A lot can be said about the number of people in your I.T. department. There are too many, too few, and of course, "We don't need more because Other School XYZ and/or Competing Business XYZ has fewer."
In my experience, the reality is that the staffing is more about perception and budgets than anything else. When management sees I.T. as a cost center, they give as few resources as possible to it. When management sees I.T. as a way to make staff more efficient or make instruction more effective, then more resources are allocated -- including staff. New hardware is "sexy" and everyone likes being "Santa" by providing new gadgets. The effects of proper staffing, on the other hand, are usually overlooked.

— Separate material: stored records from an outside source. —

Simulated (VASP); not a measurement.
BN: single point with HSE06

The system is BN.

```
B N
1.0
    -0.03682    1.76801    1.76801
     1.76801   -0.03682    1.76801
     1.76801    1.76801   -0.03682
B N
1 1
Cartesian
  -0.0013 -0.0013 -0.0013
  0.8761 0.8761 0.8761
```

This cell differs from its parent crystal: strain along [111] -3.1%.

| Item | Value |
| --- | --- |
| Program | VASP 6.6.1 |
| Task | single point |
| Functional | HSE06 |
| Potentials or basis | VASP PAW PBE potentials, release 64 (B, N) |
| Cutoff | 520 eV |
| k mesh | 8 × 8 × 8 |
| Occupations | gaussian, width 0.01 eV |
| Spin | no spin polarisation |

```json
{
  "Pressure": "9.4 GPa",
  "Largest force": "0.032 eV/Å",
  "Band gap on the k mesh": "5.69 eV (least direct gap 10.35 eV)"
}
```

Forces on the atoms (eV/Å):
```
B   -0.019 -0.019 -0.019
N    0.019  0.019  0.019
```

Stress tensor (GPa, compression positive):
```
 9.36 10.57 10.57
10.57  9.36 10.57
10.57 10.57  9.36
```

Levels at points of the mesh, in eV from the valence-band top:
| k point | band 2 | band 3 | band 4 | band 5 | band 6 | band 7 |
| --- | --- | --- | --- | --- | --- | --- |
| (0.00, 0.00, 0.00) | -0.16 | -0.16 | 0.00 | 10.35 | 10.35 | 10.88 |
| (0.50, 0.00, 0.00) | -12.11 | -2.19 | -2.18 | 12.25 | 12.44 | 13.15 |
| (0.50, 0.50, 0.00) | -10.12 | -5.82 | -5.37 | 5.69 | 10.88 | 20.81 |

Consider this: How often does your computer break down, confuse you, or require an update? Include any time that you're working for the computer, instead of the other way around. Let's say you lose a full 8 hours to "overhead" out of every 2000 hours. That sounds pretty generous, right? You probably have computer-headaches much more often than that, right? Well, that is roughly one full working day per 1 working year. If you assume 52 weeks per year minus some time for vacations, holidays, and sick days, you have 200 - 240 working days per work-year. (Less if you're in education.) From that, we get 200 to 240 days times 8 hours per day, or 1600 to 2048 hours per year. So at least one full day out of every 200-240 full days is lost to computer overhead like fixing things, figuring out how to do something, installing new software, replacing dead parts, installing upgrades, etc.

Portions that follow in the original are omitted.